I try to be a student of which traits in a prospect tend to be over-rated and under-rated and there's a very practical reason for this: As an active fantasy player and sometime fantasy writer, I need to get a competitive edge over other rivals in my league and other fantasy writers.
High on my radar this year has been the Athletic's Dan Straily, who has some traits that have kept him below the radar of most and, I think, still under-appreciated even as he's emerged this year.
As a college pitcher he had three and arguably four strikes against him. His velocity in the upper 80s was below average, his stats were mediocre, evidence of middling secondary pitches and command, he was not a lefty, and while not small, at 6'2" he was not a tall pitchers for whom scouts tend to project growth. The first two strikes were perfectly fair; the latter two are ones I think are overemphasized by scouts -- smaller to average size right-handers tend to be under-rated, all things equal.
Straily is on many more radars now: John did a profile of him, listed him among the also-rans in his mid-season top-120 and Straily is one injury or trade away from cracking Oakland's rotation, though returns by Anderson and Brady might compromise that.
So why am I writing about him? At 120 to 150 among prospects I think he is still under-rated, that his ranking is lagging his performance because prospect evaluators -- like many evaluators -- carry some inertia with their assessments: They are slow to adjust a prospect up or down outside a dramatic development. Straily is especially vulnerable to this bias because he possesses no singular trait that would haul him high on the prospect lists.

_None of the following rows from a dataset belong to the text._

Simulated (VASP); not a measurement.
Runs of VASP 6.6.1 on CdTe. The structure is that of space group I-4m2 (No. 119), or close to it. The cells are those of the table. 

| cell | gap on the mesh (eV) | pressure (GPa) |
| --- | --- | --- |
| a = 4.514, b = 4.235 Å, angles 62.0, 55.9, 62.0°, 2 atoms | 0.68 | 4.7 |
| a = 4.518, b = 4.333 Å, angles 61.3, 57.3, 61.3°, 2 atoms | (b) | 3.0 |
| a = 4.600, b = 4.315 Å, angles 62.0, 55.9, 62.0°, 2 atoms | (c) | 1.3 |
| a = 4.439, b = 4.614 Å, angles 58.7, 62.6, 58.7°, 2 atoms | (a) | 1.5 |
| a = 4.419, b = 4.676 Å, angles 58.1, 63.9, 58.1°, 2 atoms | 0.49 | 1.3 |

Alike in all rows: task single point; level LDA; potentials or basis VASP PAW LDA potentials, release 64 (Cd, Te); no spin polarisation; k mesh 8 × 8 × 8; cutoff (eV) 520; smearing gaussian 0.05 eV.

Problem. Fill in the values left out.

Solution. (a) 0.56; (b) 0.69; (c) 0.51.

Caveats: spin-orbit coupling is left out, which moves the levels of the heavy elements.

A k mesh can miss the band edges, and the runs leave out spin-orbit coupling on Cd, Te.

What he does possess is an above average fastball, an above average slider, and above average change up and above average change up, all on a frame, that while not especially tall, is strong and sturdy - he's listed at 6'2" 225-230 lbs and if you have seen him pitch he has a solid, stocky build and an easy delivery that would seem not prone to injury.
From a fantasy perspective, that he will play in pitching-friendly Oakland will help is ERA and WHIP. For comparison's sake, A.J. Griffin has had three strong starts and Straily's stuff is superior, according to the Athletic's AAA coach.
True, his ceiling is not as high as some of the top pitching prospects -- he's likely not an ace or all-star. But is his stuff at this stage that much different than a Danny Hultzen, a pitcher I quite like? I'd argue there's not much difference in their stuff -- the fundamental differences are that Hultzen is a lefty and has pitched at his current level for years - he was an All-American in high school, good enough to be drafted in the 10th round despite his interest in college (he went to my alma mater at UVA). Straily has been this good for half a season, was nearly as good last year, but was nondescript before that.
If Hultzen is a top-10 prospect - as most have him, is Straily really less than top-50? I don't think so. Straily, by the way, is nearly exactly one year older than Hultzen, an age difference that may has some relevance but I don't think a huge one.